A look into our obsession with reputation and why we should act more like children.
Recently while digging deep into the internet, I found this amazing article about Ganesh Jogi on Tara Books. Sadly, the article I found was commemorating his fascinating and inspired life due to his recent death. However, what is left after his departure from this life leaves me wondering about how we control our inspirations and how we teach our children to control theirs.
Ganesh was born in Rajasthan, India into a community of people who wandered the street, singing devotional songs to the neighborhood. In return the singers were given food and shelter. These customs slowly became difficult to maintain in the twenty-first century and eventually Ganesh and his wife moved to different cities to look for employment. He eventually became a paid singer and more importantly, he also became an artist. A visual poet using simple paper and pencil to share with the world his experiences of the city. Soon the whole family was drawing or painting and art became a livelihood for them all. At age seventy-two Ganesh was awaiting the publication of his first book. Sadly, he did not live to see it come to shelves.
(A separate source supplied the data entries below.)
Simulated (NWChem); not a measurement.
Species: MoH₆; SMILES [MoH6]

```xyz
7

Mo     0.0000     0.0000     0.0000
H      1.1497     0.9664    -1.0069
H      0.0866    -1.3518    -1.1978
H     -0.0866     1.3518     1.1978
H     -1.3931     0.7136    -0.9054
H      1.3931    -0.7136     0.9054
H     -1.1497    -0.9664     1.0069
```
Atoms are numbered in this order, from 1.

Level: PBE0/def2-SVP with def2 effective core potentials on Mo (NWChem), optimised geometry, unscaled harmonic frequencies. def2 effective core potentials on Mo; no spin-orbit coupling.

I was moved when I heard this story, a tale of an uneducated, simple man raised on the sustenance of song and the good will of his community who comes to find a deeply satisfying art form late in life.
Far too often in our culture we pigeon hole ourselves into what we can and cannot do. We feel nervous about stepping out of what has become our norm, even when it may not be working well for us.
However, inside each of us is a child who wishes to explore, try new things and express a unique art form, just as Ganesh did. Our judgments of looking foolish, are in themselves, foolish. We believe we have a fragile reputation to protect. Our culture reveres reputation as holy and in doing so who knows what we may be missing. What if instead, like a child, we could simply regard the next opportunity that arises, as just that, an opportunity to be looked at from all angles, to be considered and contemplated, perhaps even played with, weighed and touched. There is this tickle of curiosity in each of us, young and old. It is a simple desire to explore and our fragile reputations often stand in the way.
There is a well spring of innovation that we must share with our world in order for it to continue to thrive. We must set that example for our children. It isn’t good enough to only teach them to over control their desire to explore, to repress and temper their creative mind. We have to do better. We could be missing the very invention that could help us all in the next hundred years to live healthy, productive lives.We could be missing it simply because we choose to believe that as adults our reputations and responsibilities are more important than our child heart, our child mind. Sadly, we are teaching our children the same thing.
Ganesh had no such judgment. A man who lived like a child in his exploration of drawing and in return gave to us a beautiful book to treasure and a new way for his family, and now extended family, to make a living. All that from a person who wasn’t scared to pick up a pencil and draw. It seems silly to call him bold, as the story is so simple, but considering the mental hoops we jump through professionally in our culture, it is bold. It is radical for us to think that the answer to what we should do with our lives could be held in a pencil or in that secretly repressed desire that we think is just too dumb to try. Perhaps it isn’t. Are we willing to take the risk of dampening the lives of our children with this same panic and concern? Is that fair? How can we begin to step from the shadows of worry and see into the light of exploration?